# Don't know why



## proudwidaddy (Dec 26, 2011)

But I today for some reason I woke up feeling very alone. I've done the 180 hardcore, and I'm pulling away. But in the realization of pulling away, I'm also pulling away from the comfort of the last 11 years.

I have my kids this weekend, thank god.


----------



## Traggy (Jan 26, 2012)

You are not alone. You have kids, family, friends. One person is all you have lost. Just one person. I know that one person was one of the more important people in your life, but they are still just one person. 

You are not alone, you just think you are. 

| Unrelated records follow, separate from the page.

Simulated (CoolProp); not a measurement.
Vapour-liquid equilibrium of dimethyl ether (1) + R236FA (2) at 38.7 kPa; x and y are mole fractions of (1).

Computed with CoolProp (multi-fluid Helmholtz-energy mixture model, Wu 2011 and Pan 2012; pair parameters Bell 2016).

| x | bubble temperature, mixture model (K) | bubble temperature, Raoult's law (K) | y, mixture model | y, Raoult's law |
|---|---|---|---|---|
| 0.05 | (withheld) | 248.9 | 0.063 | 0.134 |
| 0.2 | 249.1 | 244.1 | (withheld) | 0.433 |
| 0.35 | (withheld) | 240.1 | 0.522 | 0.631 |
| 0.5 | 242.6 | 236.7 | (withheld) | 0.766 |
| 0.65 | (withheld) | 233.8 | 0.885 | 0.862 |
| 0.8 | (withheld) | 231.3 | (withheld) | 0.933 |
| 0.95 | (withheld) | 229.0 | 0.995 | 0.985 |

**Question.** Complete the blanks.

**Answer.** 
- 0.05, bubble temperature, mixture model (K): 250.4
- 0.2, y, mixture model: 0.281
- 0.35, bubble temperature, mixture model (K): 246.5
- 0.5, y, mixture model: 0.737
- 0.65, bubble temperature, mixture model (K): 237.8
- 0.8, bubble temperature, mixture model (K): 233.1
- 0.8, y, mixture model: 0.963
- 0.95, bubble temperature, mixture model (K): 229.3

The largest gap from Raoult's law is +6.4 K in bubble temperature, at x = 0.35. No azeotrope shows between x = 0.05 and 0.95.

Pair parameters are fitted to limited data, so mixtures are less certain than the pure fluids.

When you walk, do you walk with your head turned looking behind you, seeing what you just passed and never focusing on what is ahead? 

No, you look straight ahead, seeing what is coming in front of you. You do not want to run into something or miss something by looking behind you.

You should live your life like you do your walking.


----------



## Jayb (Mar 6, 2012)

Traggy said:


> You are not alone. You have kids, family, friends. One person is all you have lost. Just one person. I know that one person was one of the more important people in your life, but they are still just one person.
> 
> You are not alone, you just think you are.
> 
> ...


Thanks for this.


----------



## melissa68 (Feb 10, 2012)

It's so hard when you have to do things that pull you further apart when its not what you want to be happening but with each step you are getting stronger...even if you don't feel that way right now. I felt that same way today....I cried the whole way to the dmv to change the title on the van to my name.....cried on the way home....then I get angry....why do I have to be making these choices...going through this....I didnt give up on my marriage...I didnt turn to someone else...he did! But in the end today I feel better and stronger for having done a few more things to protect me and my children.


----------



## proudwidaddy (Dec 26, 2011)

I just picked up the kids from her house, she just seems so damn happy to have her new life, that I don't matter to her anymore. This woman who I spent 11 years with, all those great memories, now I'm just nothing to her. Hard to imagine.
_Posted via Mobile Device_


----------



## melissa68 (Feb 10, 2012)

I'm so sorry proud....just remember that you didn't give up....YOU are being a good daddy to your children....YOU are a good man and even if she seems like shes loving her life right now, it won't last....and you will still be the man with values and integrity and love in your heart to give to a woman who will be willing to give it back to you in a way you deserve.


----------



## bandit.45 (Feb 8, 2012)

> I just picked up the kids from her house, she just seems so damn happy to have her new life, that I don't matter to her anymore. This woman who I spent 11 years with, all those great memories, now I'm just nothing to her. Hard to imagine.


Dude, you're doing it again. Negative, negative, negative. Like a broken record.


----------



## smith9800 (Mar 7, 2012)

You think , you are alone. But how you could be alone, you have your kids. One thing that you must keep in your life is to live with a positive attitude...........


----------



## Mamatomany (Jan 10, 2012)

proudwidaddy said:


> I just picked up the kids from her house, she just seems so damn happy to have her new life, that I don't matter to her anymore. This woman who I spent 11 years with, all those great memories, now I'm just nothing to her. Hard to imagine.
> _Posted via Mobile Device_


Maybe she is just putting on "happy" when you are around, like WE are supposed to do when we are doing the 180. I bet she has her hard times too. 
Enjoy your wkd with them.


----------